Rainbows Over Computer-Generated Mountains

Tracing the Legacy of Radiohead


A look into the most critically acclaimed band of our generation.

Upamanyu Dhar

“No matter how it ends, no matter how it starts”

Thom Yorke, “House of Cards”

Abingdon School, Oxfordshire, 1985. Five young students come together to form a “band”. They name themselves ‘On a Friday’ as they can only practice on that day. Eventually, they play a handful of minor gigs but are not very well received. Going their separate ways for college, the group reunited in 1991 with no inkling of the impact their newly branded musical act was destined to make. They even took the name from a Talking Heads song but it didn’t take long for them to make it their own. Inconspicuously, the future of alternative music had fallen into the very capable hands of Radiohead.

An Angsty Lot

The early 1990s music landscape was characterized by the grunge movement. Led by Nirvana and its enigmatic frontman Kurt Cobain, this kind of music found a large audience among young people all over the world, especially in the United States and the United Kingdom. A young Thom Yorke, however, found more inspiration in 80s post-punk artists like R.E.M, Siouxsie the Banshees and Joy Division. Thom, along with guitarists Jonny Greenwood and Edward O’Brien, drummer Philip Selway and bassist Colin Greenwood, steered Radiohead in a direction that was all their own.

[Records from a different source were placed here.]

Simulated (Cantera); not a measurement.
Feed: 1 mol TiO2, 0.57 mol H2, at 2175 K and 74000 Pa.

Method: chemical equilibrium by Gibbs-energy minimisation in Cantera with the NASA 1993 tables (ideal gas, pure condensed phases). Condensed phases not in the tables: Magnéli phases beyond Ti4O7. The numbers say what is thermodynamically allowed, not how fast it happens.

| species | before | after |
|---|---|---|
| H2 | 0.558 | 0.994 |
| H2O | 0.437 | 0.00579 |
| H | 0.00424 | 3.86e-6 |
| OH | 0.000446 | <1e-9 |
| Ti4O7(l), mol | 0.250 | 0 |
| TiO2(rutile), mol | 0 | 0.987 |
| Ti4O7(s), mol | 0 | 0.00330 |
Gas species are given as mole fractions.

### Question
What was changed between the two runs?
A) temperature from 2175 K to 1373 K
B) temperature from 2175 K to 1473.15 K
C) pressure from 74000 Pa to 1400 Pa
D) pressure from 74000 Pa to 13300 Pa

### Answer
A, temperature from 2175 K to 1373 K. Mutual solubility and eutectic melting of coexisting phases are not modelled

Releasing an extended play (EP) titled ‘Drill’ in 1992, they played in local music venues and started creating a buzz. This led to them falling under the radar of EMI Records, which at that time was already an established major music label. In no time, they signed a six-album deal.

Left to Right: Jonny Greenwood, Colin Greenwood, Phil Selway, Thom Yorke, Ed O’Brien Credits: Reddit

British media found their music “too depressing” and preferred shining the spotlight on Britpop acts like Oasis, Blur and Suede. The American audience turned out to be more welcoming to the grunge-inspired sound of Radiohead’s first studio album, Pablo Honey, which came out in 1993. Creep became its crowning achievement and it remains the band’s most popular song to this day.

But they were never meant to be a one-hit-wonder. Soon after their debut release, the band recruited not one, but two visionary artists. Nigel Godrich, a protegé of legendary music producer John Leckie, was handed the reins to the production of their albums. The second was visual artist Dan Rickwood, known famously as Stanley Donwood.

Radiohead came into their own after the release of ‘The Bends’ Credits: Reddit

The Bends, Radiohead’s sophomore album, was released in 1995. A more coherent album thematically, it was acclaimed by fans and critics alike. It was a monumental release and became the standard for alternative rock bands that would spring up in the following years. Some of these bands include Coldplay, Snow Patrol, Keane, Muse and Kodaline. In a retrospective review of the albums, online music review website Pitchfork wrote, “It feels, with hindsight, like a welcome retreat from the incessant back-patting and 60s worship of prime-period Britpop and a blueprint for the more feminine, emotionally engaging music that would emerge in the UK a few years later.”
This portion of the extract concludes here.